January 2, 2026
- hfalk3
- 3 days ago
- 5 min read
Malpensa Airport (Milan, Italy) – Torino, Italy
This is probably the officially first day of the 2026 travel season. We started with cappuccino and brioche in the restaurant at the hotel, it is included in our room because of our status with Marriott. I also had some fresh fruit and yogurt to start the day. After breakfast we went back to the room, finished packing up and headed down to the lobby.
Harry V and Ali were right on time at 08:30. Malpensa, like SFO, has been undergoing renovation for what seem like years. I vaguely remember that the bus stops were on the ground floor at the western end of the airport. My memory isn’t so bad. The buses leave from the western end of the airport but from the arrivals level. We make our way through the airport to the lobby where the Autostradle booth is. We purchase tickets for Torino (€22 each, one way).

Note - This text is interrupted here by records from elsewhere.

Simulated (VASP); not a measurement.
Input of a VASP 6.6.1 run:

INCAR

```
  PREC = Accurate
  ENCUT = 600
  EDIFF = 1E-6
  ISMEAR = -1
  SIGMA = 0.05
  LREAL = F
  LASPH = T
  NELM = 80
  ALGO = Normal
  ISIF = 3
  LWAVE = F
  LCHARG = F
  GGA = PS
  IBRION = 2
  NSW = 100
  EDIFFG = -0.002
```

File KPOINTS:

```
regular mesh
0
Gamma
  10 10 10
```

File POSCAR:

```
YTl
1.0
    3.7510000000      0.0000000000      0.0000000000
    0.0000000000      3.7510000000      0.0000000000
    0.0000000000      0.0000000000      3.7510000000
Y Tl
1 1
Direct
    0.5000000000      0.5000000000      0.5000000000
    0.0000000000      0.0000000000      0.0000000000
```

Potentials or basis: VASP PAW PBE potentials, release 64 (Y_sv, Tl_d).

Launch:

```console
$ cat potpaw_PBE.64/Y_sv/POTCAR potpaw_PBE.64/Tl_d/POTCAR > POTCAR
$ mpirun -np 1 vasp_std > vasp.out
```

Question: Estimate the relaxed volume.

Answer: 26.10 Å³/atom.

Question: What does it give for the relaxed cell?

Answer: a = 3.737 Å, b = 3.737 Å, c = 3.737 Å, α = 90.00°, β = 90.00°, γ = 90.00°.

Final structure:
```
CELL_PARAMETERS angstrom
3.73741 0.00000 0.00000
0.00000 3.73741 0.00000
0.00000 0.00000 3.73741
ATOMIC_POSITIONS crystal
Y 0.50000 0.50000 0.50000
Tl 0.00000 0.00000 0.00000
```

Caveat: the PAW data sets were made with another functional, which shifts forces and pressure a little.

We the head outside to bus stop Number 5 to wait for the 09:00 bus for Torino. There are a few people in line already when we arrive. The bus pulls in just before 09:00. We load our bags into the cargo hold, check in and then board the bus. For some reason I remember it being an hour-long ride, but it turns out it is an hour and a half. The first part of the journey there is heavy fog. As we get closer to Torino, theft begins to lift, and you can see the snow-covered peaks in the distance.
Autostradle stops adjacent at Porta Susa on Corso Bolzao. On the opposite side of Corso Bolzano from were the bus sops, and right next to Porta Susa is a taxi stand. The proximity of the two makes getting around Torino very easy. Off the bus jus after it had gone 11:00. There are four us, and moe suitcases than anyone should be allowed. At first the taxi stand is empty. The two “smaller” taxis pull in, but they ignore us. Then a “van” taxi pulls in. He sees there are four us and ask permission of the two taxis to take us. I tried to tell him we would be happy to take two taxis, but he said no, opened the van and began loading the luggage.
The young folk climbed into the backseat of the van, and by 11:11 we were on our way to Piazza Maria Teressa #2. When we arrived, we unloaded the luggage and walked to the entrance of #2. Here we were met by Luis, who showed us to our apartment. You may want a reference as to where in Torino Piazza Maria Teressa is. First, Serra and Pietro’s first apartment was on this piazza. The apartment is actually directly across the square from their old apartment. It is therefore it is just a couple blocks from Piazza Vittorio Veneto, and their current apartment is just a block and a half beyond that. So, it is a great location.
The apartment is a two-bedroom affair with two baths, kitchen, and living room. It is light and airy. It is on the 1st floor, 2nd floor for Americans, but there is an elevator. The beds are comfortable, neither too hard nor too soft. As soon as we were settled in the apartment, Harry V & Ali took off to go see Torino. Serra had recommend Magazzino52 which is on Via Giovanni Giolitti just a half block off the Piazza Maria Teressa. It took a minute find it, still adjusting to the geography of Torino, and when we did find it, it had a sign on the door that they were closed until January 13.
So, we decided to head to Trattoria Toscana. It is about two blocks from Serra & Pietro’s on the other side of Piazza Vittorio Veneto. A short walk, but not productive as they were closed for the holiday as well, although they didn’t bother putting a sign out. So, the third choice was Signorvino, a chain restaurant which specializes in pairing wine and food. We have eaten here before last time we were here and when it first opened the location on Piazza Vittorio Veneto.
It was now pushing 13:00 and the restaurant was fairly full. Part of it is probably the holiday and part of it is probably other places are closed. Last time we were here the food was actually good.
We started with Focaccia Ligure al formaggio, aka Ligurian cheese focaccia. This is a light flat break with stracchino, also known as crescenza, is an Italian cow's milk cheese typical of the regions of Lombardy, Tuscany, Veneto, Friuli-Venezia Giulia, and Liguria. It is eaten very young, has no rind and has a very soft, creamy texture and normally a mild, slightly acidic flavor. The flavor seemed rather bold for stracchino, but it was very good.
Mary ordered the Tagliatelle alla bolognese. Egg tagliatelle “pietro massi” pasta with bolognese ragù and parmigiano reggiano dop. I ordered the saffron risotto, carnaroli rice creamed with saffron, butter and parmigiano reggiano, served with brown stock. We paired this with two large glasses of Barolo Serralunga d’Alba.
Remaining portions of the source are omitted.